Phase Changes

Phase Changes and Energy Conservation

During a phase transition, certain properties of the medium change, often discontinuously, as a result of some external condition.

Learning Objectives

Describe behavior of the medium during a phase transition

Key Takeaways

Key Points

  • The term is most commonly used to describe transitions between solid, liquid and gaseous states of matter and, in rare cases, plasma.
  • Once water reaches the boiling point, extra energy is used to change the state of matter and increase the potential energy instead of the kinetic energy.
  • Plots of pressure versus temperatures, an example of a phase diagram, provide considerable insight into thermal properties of substances.

Key Terms

  • intermolecular: from one molecule to another; between molecules
  • plasma: a state of matter consisting of partially ionized gas
  • thermodynamic: Relating to the conversion of heat into other forms of energy.

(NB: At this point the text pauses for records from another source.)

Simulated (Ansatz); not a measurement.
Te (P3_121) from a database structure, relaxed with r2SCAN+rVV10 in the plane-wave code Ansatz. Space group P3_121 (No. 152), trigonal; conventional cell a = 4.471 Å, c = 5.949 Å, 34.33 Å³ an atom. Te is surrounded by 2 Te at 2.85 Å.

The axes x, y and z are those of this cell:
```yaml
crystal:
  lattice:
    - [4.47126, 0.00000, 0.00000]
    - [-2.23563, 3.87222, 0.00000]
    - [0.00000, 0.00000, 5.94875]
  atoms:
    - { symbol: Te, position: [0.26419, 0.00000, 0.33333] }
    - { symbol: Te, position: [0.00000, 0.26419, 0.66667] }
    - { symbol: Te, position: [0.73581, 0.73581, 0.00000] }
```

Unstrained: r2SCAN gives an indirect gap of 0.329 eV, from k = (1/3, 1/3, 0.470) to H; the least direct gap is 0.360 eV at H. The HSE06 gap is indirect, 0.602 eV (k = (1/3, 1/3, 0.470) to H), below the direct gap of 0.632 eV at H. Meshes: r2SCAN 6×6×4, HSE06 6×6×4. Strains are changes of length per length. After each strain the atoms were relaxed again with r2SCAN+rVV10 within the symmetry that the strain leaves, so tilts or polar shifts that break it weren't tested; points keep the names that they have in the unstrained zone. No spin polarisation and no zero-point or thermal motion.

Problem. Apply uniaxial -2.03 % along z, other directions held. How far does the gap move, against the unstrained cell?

A phase of a thermodynamic system and the states of matter have uniform physical properties. During a phase transition of a given medium certain properties of the medium change, often discontinuously, as a result of some external condition, such as temperature or pressure. For example, a liquid may become gas upon heating to the boiling point, resulting in an abrupt change in volume. The measurement of the external conditions at which the transformation occurs is termed the phase transition. The term is most commonly used to describe transitions between solid, liquid and gaseous states of matter and, in rare cases, plasma.

As an example, if you boil water, it never goes above 100 degrees Celsius. Only after it has completely evaporated will it get any hotter. This is because once water reaches the boiling point, extra energy is used to change the state of matter and increase the potential energy instead of the kinetic energy. The opposite happens when water freezes. To boil or melt one mole of a substance, a certain amount of energy is required. These amounts of energy are the molar heat of vaporization and molar heat of fusion. If that amount of energy is added to a mole of that substance at boiling or freezing point, all of it will melt or boil, but the temperature won’t change.

Temperature increases linearly with heat, until the melting point. But the heat added does not change the temperature; that heat energy is instead used to break intermolecular bonds and convert ice into water. At this point, there is a mixture of both ice and water. Once all ice has been melted, the temperature again rises linearly with heat added. At the boiling point, temperature no longer rises with heat added because the energy is once again being used to break intermolecular bonds. Once all water has been boiled to steam, the temperature will continue to rise linearly as heat is added.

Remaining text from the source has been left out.